Background
I am assisting a non-profit with a translation system that they use to translate documents into dozens of languages. The system presents a translator with a single sentence pair at a time. The top sentence is the source English sentence while the bottom sentence is a machine produced pre-translated sentence in the target language. See Figure 1.
This approach saves a lot of eye-wandering to keep finding the correct place in the text as a translator needs to jump back-and-forth between the original and translated text. It also focuses the translator’s attention on a single sentence at a time. Even so, a translator can simply hit the ‘+’ button to widen the context to as many sentences as needed.
The system breaks down a huge task into many small conquerable pieces (translation is a daunting task in general). By breaking the task down into sentence-sized pieces, it becomes less intimidating for a translator.
Having a pre-translated sentence saves a lot on typing and thinking time as all words/phrases are often present. The translator’s main effort goes into rearranging words/phrases and adding/removing a word here and there. If the translator prefers to translate in the traditional way, he/she can simply click/tap the ‘Clear’ button and translate the sentence from scratch.
The system also allows for multiple translators to proofread a document and ‘cast their votes’ or make additional changes. In the end, the system knows which rendition of a sentence has the top number of votes and automatically includes the top-voted edit (which will be highlighted) in the output document. See Figure 2.
If a translation engine for a specific language has not been trained yet, a translator can still get all the other benefits of the system by simply translating the presented English sentence from scratch, in other words without the benefit of a pre-translated sentence. In such cases the second sentence presented is just another copy of the English source sentence (which the translator clears and translates from scratch).
Pre-translations are generated by a neural machine translation algorithm. When a sufficient parallel corpus is available for a specific language an associated engine is created. The system also captures metrics on the performance of translators.
Visualization story
I am sometimes met with skepticism about the value of having a pre-translation presented to a translator. The argument is that translators are then required to first read the pre-translated sentence, wasting time and energy in the process. It will take less effort to just allow translators to translate each sentence from scratch. Word artists as they are, they would prefer this creative freedom anyway.

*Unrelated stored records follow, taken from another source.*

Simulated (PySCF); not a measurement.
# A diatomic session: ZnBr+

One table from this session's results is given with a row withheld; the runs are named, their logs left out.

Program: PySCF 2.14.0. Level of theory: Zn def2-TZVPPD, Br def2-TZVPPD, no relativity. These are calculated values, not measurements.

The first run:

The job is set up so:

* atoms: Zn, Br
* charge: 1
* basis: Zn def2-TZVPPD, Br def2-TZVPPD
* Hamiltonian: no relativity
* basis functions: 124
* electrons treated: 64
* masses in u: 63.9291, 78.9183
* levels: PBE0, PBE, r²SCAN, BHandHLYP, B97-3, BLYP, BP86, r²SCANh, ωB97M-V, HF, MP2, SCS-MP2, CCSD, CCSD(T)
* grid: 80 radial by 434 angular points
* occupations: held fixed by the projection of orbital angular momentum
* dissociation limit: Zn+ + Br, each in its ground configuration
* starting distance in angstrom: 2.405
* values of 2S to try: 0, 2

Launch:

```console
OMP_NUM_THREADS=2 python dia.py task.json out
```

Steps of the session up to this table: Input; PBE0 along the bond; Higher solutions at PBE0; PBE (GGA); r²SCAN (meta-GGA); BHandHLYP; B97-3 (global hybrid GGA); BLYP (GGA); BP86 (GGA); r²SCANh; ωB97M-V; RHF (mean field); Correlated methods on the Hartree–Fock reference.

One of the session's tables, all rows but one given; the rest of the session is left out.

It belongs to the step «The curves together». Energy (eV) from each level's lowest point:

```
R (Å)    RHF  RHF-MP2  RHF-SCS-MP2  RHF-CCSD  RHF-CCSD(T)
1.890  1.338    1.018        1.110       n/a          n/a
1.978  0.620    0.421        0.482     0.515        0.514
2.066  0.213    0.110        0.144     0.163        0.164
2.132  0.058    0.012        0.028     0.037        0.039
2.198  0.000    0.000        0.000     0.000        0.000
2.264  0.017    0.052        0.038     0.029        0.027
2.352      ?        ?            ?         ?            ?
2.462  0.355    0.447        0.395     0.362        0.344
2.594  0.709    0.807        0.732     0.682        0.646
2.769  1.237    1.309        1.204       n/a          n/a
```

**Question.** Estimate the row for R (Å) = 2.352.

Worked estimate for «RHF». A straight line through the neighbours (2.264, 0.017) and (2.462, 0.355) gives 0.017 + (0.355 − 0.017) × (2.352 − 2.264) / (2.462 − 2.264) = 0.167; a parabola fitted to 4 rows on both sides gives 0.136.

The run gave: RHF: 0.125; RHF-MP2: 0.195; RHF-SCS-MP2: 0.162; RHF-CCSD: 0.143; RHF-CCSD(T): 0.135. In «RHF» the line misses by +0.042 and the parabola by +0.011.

This sounds like a good argument. However, as outlined above, I maintain that providing a pre-translation has many benefits. From my point of view, providing a pre-translated sentence is the key feature of the system. It is therefore important for me to have convincing evidence for the value provided by this functionality. In short, my main idea is to convince the administrators at the non-profit that pre-translations add value to the efficiency of the translation process in general, and the performance of translators in particular. This situation defines the contextual awareness of my visualization story.
The independent variable in the story is the BLEU score of a document. It is a measure of the quality of a machine-translated document (as evaluated against a human-translated version). The human-translated version that will be used to determine the BLEU score of each pre-translation, is simply the finalized document delivered by a translator. BLEU scores range from 0 to 100, which represents a perfect translation.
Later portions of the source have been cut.